BEXAR BEXAR - tropism

(CD, own)

I like the rain. Rain is a giver of life just the way the sun and the air are. And then the rain ceases and the world starts to dry and everything glows just like on the first day. If you really care about things you ought to take them as they come and then try to improve and help them to their and your very best. Everything else is just half-assed. That doesn not necessarily mean, they should be big and impressive and awe-inspiring, most of them won’t be, actually, though nothing can be said against it if they turn out that way. It just means that you should not just let some things run their course but positively encourage them to move onwards. And even if they seem to be moving circles or swirling around in the air in a timeless and aimless fashion, then that is okay, because not the aim, the purpose is what counts.

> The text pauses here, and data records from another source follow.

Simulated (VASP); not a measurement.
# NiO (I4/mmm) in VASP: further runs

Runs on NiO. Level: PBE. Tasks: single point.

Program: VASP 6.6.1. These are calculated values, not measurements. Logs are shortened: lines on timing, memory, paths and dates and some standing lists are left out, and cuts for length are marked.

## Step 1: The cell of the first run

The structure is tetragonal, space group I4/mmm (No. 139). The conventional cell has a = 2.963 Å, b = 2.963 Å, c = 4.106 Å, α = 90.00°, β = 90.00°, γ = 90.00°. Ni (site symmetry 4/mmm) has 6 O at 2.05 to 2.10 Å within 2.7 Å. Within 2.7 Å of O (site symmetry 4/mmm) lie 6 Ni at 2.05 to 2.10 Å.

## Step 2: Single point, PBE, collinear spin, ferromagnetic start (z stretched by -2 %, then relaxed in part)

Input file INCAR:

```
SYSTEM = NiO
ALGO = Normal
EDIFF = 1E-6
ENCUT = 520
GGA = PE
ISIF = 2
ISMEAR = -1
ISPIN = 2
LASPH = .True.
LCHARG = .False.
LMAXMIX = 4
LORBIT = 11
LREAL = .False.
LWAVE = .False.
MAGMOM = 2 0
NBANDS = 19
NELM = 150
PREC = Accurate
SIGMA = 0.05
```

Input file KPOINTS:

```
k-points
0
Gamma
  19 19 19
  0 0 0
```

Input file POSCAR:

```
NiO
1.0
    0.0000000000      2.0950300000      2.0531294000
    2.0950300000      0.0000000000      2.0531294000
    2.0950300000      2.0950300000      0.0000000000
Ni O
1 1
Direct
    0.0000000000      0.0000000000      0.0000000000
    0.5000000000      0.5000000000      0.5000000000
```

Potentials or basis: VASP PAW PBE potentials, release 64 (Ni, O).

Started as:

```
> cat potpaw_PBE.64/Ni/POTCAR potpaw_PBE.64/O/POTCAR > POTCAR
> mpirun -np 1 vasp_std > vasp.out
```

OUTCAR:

Music that refrains from a target or a focus is usually hard to decipher, especially when it seems to lay everything bare to the bones, but then there is not a lot to see anymore. Your senses seem to fail you, because you do hear a lot, but taking it up into your hands trying to analyze you can’t come up with anything. Sounds like ephemeral vaports that evade through the thin air nevertheless leave a definite impact on the listener. Starting with the untouchable feeling that things never cease to exist, even when they somehow dissolve or vanish from our sensual dimension, a lot of modern electronic composition exists on the notion that it is possible to re-introduce or enhance the impressions of lost data from the other senses with audible impressions.

Variation happens in multitudes in the details and the inner currents of the tracks, while the overal flow an arrangement remains the same, even seems to stay the same over the course of the whole ten tracks that make up “tropism”: But a lot of attention and detail goes into the minute details, translucent and lucid additions and arabesques, that fill the body of the music to make it lighter.

From the guitarless paradigm of some years ago via the re-introduction of the most basic popular music instrument to the basic principle of electronic experiments – “tropism” adds another layer to the ever expanding artistic body around the wooden six string body. The guitar as a basic instrument in two layers – one a widely clearly picked guitar echoing sentimentality and nostalgia of small beachside vilages or lonely walks through the woods or rainy Sundays spent next to the windowsill looking out at the busy people below. (I demand there should be singular genre nomination for records like this.) The other layer the de- and reconstruction of these sounds into something new and then something different again. This way the strummed or picked notes meet with the humming and soothing electronic sounds and loops in a gentle clash. From the visions of John Fahey to the dreams of summer of Fennesz to the sunlight version of Loren Connors meeting Mitchell Akiyama or Andrea Belfi.

Fleeting moments and life passing by in a second, some things are just over to soon. Especially when time stands still in bliss and enjoyment, that is when our future catches up with us just too quickly. Sometimes words can’t express what the heart feels. Sometimes all it needs are some soothing sounds and freely flowing abstract melodies to keep everything from falling apart. Music to take you to a different place, like half asleep and falling.